I'm sure you've dealt with this before, so you know how much time is
lost to rolling these little pieces together when you need sample
data. My approach would be fairly simple: I'll spend time trolling
every django app I can find, looking at the models, and compile a
master list of types of data I see being stored. Then I'll create lazy
generators, tune them for performance, and present them to the world.
Each of those generators will also have associated template tags,
which will in turn make them an awesome tool for testing layouts, etc.

If you're throwing together a contact page, for example, you can have
your page showing a new name, address, etc etc on each page refresh,
allowing you to see first hand how your layout reacts to different
sets of data. So there's a good bit of synergy there for template
developers.

In short, I want these generators to have *qaulity*. They'll be
written as a stand-alone set of libraries which are then wrapped to
work with Django. I can see such a tool set as being useful to any
developer of any type of application, not just Django.
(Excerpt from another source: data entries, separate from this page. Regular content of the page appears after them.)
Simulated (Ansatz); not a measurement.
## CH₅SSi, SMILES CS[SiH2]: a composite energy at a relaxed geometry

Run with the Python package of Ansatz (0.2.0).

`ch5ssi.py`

(On a side note: As with most of what I want to do here, there are
fast ways to implement these methods on the cheap for a given narrow
problem space. I want high quality, superbly written, easy-to-use
tools that can adapt to any problem space.)


Another major benefit: automated performance testing. Imagine a simple
interface where you tell django, "I want a performance test on view X.
Start with 100 records, and add 200 at a time and reload this view,
measuring speeds. When the view degrades to the point that it takes 5
seconds or more to return a result or we reach 500,000 iterations,
halt generation. Save to log 'perform.txt'."

When you run this test, first it automatically creates temporary
tables. Then it begins populating those tables, calling the given
function over and over and seeing how long it takes to return its
data, logging all the while. The system has to be able to look at a
view or method and figure out what parameters to pass it; when it
can't figure things out, it has to exit and request more information
from the programmer (ala when syncdb asks you to add a related_name).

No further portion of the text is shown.